I created my own web analytics system from scratch

I mentioned in passing a few weeks back that I’ve removed Google Analytics from Ctrl blog, and that I’d built a replacement web analytics collection and analysis system from scratch. Here are some more details on that endeavor.

I’ve never been comfortable handing information about my visitors over to Google, or been happy about the performance impact, and unsatisfied with how it doesn’t properly track how much time visitors spend on pages. (A key metric in my book.)

The General Data Protection Regulation (GDPR) have re-invigorated the open-source web analytics scene as sharing visitor data with Google suddenly had taken on a higher risk. Taking ownership over data collection practices and not sharing anything with third-parties is less risky under the GDPR.

Analyzing web server logs to discern traffic patterns is entirely pointless on the modern web and not without GDPR risk. You can’t gleam any useful information anymore between all the noise and bots pretending to be web browsers, and browser pre-loading pages and resources that no human ever sees. You need to collect data with JavaScript in the browser; there simply isn’t a way around that.

I’ve watched and even contributed to a couple of new open-source analytics platforms before I decided to build my own analytics collection system instead.

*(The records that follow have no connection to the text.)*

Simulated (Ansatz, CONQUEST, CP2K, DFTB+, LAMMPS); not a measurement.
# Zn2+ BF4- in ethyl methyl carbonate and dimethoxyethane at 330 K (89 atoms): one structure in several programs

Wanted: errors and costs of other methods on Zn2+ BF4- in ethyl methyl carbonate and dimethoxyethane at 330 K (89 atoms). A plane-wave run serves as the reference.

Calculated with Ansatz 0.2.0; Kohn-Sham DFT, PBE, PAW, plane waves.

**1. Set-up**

I realized that I wanted to focus on different trade-offs and collecting slightly different (and less) data than Google Analytics and even the new open-source alternatives. Rather than focusing on “visits” I wanted to focus on getting more accurate time-on-page information. The trouble with this approach is that you’ve to wait until the visitor is done with the page to record the time spent on that page.

To track time-on-page in the browser it was important to find a reliable way to submit data as visitors navigate away from pages (without hurting their perceived performance). I discussed the collection method and page life-cycle event handling in detail when outlining iOS and Safari’s Beacon API problems.

The approach I took to capture the time spent on page was to record the document.visibilityState (hidden or visible) when the document is loaded, and listen for the visibilitychange event to track the time that the document is visible on screen. Other approaches, like tracking scroll-depth or counting a stream of heart-beats would negatively impact user performance. Analytics isn’t important to them so I better not get in the way of their experience serving my own need.

I added a ten second minimum time requirement to effectively filter out bots, accidentally opened page, unwanted restored-session-tabs, quickly reopening a page while going through their history, and other insignificant data points. Someone opening a page from Ctrl blog in a background tab and then closing it without ever opening it isn’t something I care to track.

My new system records about 11 % more visitors than Google Analytics ever did despite the filtering, the trouble recording visits from old versions of Safari, and another bug with the NoScript extension—bundled by default with the Tor Browser—which causes it to block the Beacon API regardless of a domain’s JavaScript execution permission.

This difference is probably caused by Google Analytics being blocked by so many visitors due to the recent awareness and privacy-backlash against tech companies and especially third-party web analytics services. I’ve been saying for years that first-party analytics is fine; the trouble is with third-party analytics that can track you across the web.

In addition to collecting the current page address and time-on-page, I also collect the User-Agent string and the page referrer. (Most websites won’t need to collect the User-Agent, but I’ve got a way higher than normal interest in web browsers and User-Agents in particular.)

I’m only storing IP addresses for less than an hour for rate-limiting purposes, and no other personal data is retained or combined with other data. I make sure to minify and even delete some unique data such as User-Agents and referring addresses submitted by very few visitors.

There’s no persistent cookies involved anywhere in the process. I may change this in the future to record retention rates (e.g. how many days, if any, since the last site visit), but without associating people with a unique identifier.

All in all it took way less time developing this than I’d estimated and I’m happy with the results. I’d encourage anyone considering implementing Google Analytics on their website consider what data they need to collect, and then evaluate whether they could quickly write up their own private data collection system.

At some indeterminate time in the future, I’ll consider making the system more fit for other uses and releasing it as an open-source project. I’d need to spend more time on making presentable reports out of the collected data first. My current dashboard works for me but I don’t expect anyone else would understand it at all.